I don't have any advice for you, just a hug and the knowledge that you are not alone in this. I've been taking the pro-active approach on clothes recently, or at least shoes. Last time that Abe came home he said that his sandals (which he was still wearing)were broken. So we looked for sandals and ended up getting 2 pair and trying on sneakers for the fall. No sneakers until this trip home but now I won't get an emergency call about shoeware!

Likewise, no advice for you. But, know that you are not alone. Other than the boarding school the scene is very similar to one played out in my son's bedroom a week ago that involved his "assembly dress" suit that is worn to school once a week. It seems that back in May when he last wore it he ripped the suit pants and ended up stuffing it in the back of his closet. Even though he worked all summer I couldn't find it in me to make him pay for the new suit.

I had an argument with my son the day before he left to go to the Air Force. I hated it, and I know he did too. He stormed out of the house and went to his girlfriend's parents house to spend the night, so I didn't see him again before he left. I was feeling so bad about it, but after lunch that day at work, I had a voice mail from him. He apologized to me and said he loved me. I wish I had been there to answer the phone.

These things happen, we can't stop them no matter how much we try. He'll grow up and be responsible. don't fret over this.

One of the most difficult lessons in parenting for me was to learn not to go postal when my kids told me something I didn't want to hear. I knew it was important that they not be afraid to bring me bad news, and it took a lot of my assuring them that they needed to tell me right away and I promised not to explode if they did so. It was the hiding and deception that I really objected to. After all, we all screw up from time to time. At least I do. I did learn eventually to take a deep breath (okay so maybe it was a sigh), and just ask, "so, what are we going to do now?" Kids are amazingly adept at finding creative solutions. Mine even agreed that replacement clothing would have their name and phone number sewn into the lining.
Maybe there's a gently used blazer from a former student available?
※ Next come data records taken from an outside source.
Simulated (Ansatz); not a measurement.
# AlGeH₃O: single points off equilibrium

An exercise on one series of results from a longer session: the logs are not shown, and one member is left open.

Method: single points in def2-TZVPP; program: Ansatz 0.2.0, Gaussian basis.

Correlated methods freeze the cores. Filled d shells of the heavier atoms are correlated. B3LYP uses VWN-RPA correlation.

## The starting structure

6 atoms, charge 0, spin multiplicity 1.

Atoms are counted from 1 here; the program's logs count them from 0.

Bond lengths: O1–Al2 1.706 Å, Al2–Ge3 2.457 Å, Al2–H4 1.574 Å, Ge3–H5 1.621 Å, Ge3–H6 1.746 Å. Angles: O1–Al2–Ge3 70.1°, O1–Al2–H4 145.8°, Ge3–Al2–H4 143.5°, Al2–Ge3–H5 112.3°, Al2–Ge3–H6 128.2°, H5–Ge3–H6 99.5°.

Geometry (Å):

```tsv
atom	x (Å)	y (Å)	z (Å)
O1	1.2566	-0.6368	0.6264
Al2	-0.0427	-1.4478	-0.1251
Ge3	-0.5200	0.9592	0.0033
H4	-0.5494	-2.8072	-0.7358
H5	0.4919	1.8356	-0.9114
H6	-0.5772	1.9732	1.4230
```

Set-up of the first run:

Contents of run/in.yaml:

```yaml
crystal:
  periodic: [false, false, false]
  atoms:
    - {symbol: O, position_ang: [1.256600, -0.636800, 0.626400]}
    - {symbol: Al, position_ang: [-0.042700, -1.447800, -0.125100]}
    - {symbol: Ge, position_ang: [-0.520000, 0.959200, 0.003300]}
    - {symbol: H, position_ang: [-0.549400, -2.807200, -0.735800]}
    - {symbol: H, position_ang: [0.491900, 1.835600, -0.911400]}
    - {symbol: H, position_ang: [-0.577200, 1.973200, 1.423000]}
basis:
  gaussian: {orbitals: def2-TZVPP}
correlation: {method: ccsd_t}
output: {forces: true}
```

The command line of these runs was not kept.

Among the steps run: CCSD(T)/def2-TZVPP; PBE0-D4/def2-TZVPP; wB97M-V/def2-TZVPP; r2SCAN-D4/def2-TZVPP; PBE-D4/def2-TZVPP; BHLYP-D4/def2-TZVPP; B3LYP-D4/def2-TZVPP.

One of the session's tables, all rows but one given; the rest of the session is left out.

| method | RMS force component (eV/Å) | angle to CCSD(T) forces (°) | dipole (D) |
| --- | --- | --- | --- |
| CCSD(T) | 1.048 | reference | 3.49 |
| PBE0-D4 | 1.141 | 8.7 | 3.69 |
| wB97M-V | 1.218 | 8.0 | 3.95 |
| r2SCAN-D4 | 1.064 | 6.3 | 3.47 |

I've been taking deep breaths since I wrote this.

Thanks for all the sympathy and for the advice. He REALLY disorganised and constantly losing things, it does drive me insane. A lot of it is personal things which doesn't get replaced (fairly recently, his Gameboy) so it's not that he doesn't care, I don't think.

Hugs to you and your boy. I hope all turns out well. Most of all, I hope he'll tell you earlier next time there's a big issue like this one. These scenes are heartwrenching.

Molly had some great advise there. I try to tell my kids that no matter how bad it is, whatever they have done I am probably a little better equipped to help them solve it than if they try keep it from me. And invariably I usually find out anyway.

Some teens are just scatter brained. Some adults are for that matter. You can only do your best to use your nurture to nudge his nature. But in the end, the relationship and communication have to trump the stuff, right?

Hang in there. You are doing the best you can. And as my dad always says, this too shall pass.

Yes, I desperately need to work at keeping my temper when he does tell me. And I definitely want to reinforce the message of talk to an adult.

His shoes are missing as well. Do I get to scream?

How about asking him how he's going to solve the problem? HIS shoes, HIS problem, and thus possibly his solution.

I think Laura's onto something. One of the transitions of the teen years is shifting the problem-solving responsibilities from parent to teen.

He can't afford to pay for the entire cost of the blazer, but perhaps he can shoulder part of it, or earn it in some other way? Molly's idea of a less expensive, used one is good, too, assuming this is an option.

You how he can keep doing this stuff if he really cares. I'll bet, yes, he does. I'm guessing it's not just your anger that made him tear up, but also his own feelings. Maybe I'm wrong, but my son (19 now) was EXACTLY the same at that age. His scatteredness drove *him* crazy, too. He was already embarrassed by himself, so admitting it to mum was doubly humiliating.

He's better now. Not perfect, but better -- and he's found himself a TOTALLY organized girlfriend!

Yes, I think both Molly and Laura are right in that I need to remember to focus the issues back on him. It's shakey though - his means of dealing with the shoes was "well, I go back to school and see if they turn up."

One thing I know: next summer? I'm checking stuff on the way IN not on the way OUT! *grumble*

I really can't add much to what everyone else said, some great advice there.

I could so relate to "Yes, I'll be upset but this makes me MORE upset. I'm not sure how to make more upset a viable threat."

Trying to get across to a teenager (especially boys it seems) that mad now is a lot better than mad later, is a toughie.

All they see is angry mom, degrees seem to be lost on them.

Zayna - I like your description of degrees lost on them - that's exactly what it feels like!